A parting thought

So, finally I find myself sat here the night before I fly to Honduras for a year. Despite. giving everyone four months notice, I don’t seem to have seen or spoken to everyone I wanted to before leaving. It still it doesn’t feel like I am going. The list is checked, the bag is packed. Four months of planning, list making, fundraising and goodbyes.

Precisely one week of putting my clothes in and out of freezer bags. Yes, freezer bags. Everything is individually wrapped, squashed, air-tight; safe from the humidity it’s about to be introduced to. Consequently, even my underwear looks like a frozen microwave meal. Everything I am taking for a year now fits into a 70l rucksack.

Despite all the planning, despite the fact that for the first time in my life I seem to have
followed a plan through seamlessly to the end without a hitch, I can’t help but feel I have missed something. Perhaps, perhaps not. Maybe these are the nerves everyone seems to think I should have?

Tonight I finished sticking photos into my album to take away with me. I was planning to take some Marmite, tea or HP sauce, if only to demonstrate that all the great British
things are brown. But I didn’t get round to buying any of it. So it seems that the families
of Honduras will not have the pleasure of Marmite. Nor I for that matter. At least I won’tbe resigned to eating it by the spoonful in moments of homesickness, as so to be sure that I am probably not missing a thing.

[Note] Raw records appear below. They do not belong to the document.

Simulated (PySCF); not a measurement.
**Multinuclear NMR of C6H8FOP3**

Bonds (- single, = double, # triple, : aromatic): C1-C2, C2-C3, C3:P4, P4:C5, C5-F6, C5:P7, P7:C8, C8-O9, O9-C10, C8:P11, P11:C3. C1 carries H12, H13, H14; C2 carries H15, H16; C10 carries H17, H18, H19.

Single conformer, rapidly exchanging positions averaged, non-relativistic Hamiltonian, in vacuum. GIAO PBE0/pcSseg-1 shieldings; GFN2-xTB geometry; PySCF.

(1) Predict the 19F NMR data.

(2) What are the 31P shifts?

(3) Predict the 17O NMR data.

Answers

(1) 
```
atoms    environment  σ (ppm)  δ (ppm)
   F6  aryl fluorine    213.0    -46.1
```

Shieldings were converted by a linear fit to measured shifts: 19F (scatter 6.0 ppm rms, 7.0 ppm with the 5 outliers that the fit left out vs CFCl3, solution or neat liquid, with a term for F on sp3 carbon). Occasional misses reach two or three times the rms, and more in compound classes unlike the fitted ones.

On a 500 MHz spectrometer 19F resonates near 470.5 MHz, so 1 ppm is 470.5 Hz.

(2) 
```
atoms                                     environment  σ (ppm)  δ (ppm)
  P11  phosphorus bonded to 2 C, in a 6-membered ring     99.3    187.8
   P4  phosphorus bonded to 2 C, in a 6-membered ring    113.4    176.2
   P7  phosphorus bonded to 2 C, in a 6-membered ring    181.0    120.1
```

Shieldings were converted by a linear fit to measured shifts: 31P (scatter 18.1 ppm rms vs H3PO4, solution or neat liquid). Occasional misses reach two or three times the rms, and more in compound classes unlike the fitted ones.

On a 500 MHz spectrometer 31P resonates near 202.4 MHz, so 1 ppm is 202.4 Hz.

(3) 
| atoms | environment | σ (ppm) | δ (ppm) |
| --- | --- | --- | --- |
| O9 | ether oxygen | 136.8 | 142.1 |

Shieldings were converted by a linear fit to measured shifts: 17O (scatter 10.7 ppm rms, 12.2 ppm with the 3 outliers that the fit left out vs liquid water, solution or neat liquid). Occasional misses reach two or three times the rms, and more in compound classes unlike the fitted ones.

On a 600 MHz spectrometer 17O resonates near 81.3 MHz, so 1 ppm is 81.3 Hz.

The weatherman is predicting 60mph gales for Lincolnshire tonight and for a moment I wonder if Hondurans talk about the weather quite so much as the English. I realize that I still can’t say ‘warm out isn’t it?’ in Spanish. No doubt they have not had the pleasure of the winter vomiting bug yet, a ‘pleasure’ I am pleased not to be exporting. Everyone here seems to be sickening for something. I wonder if Honduran men get ‘man-flu.’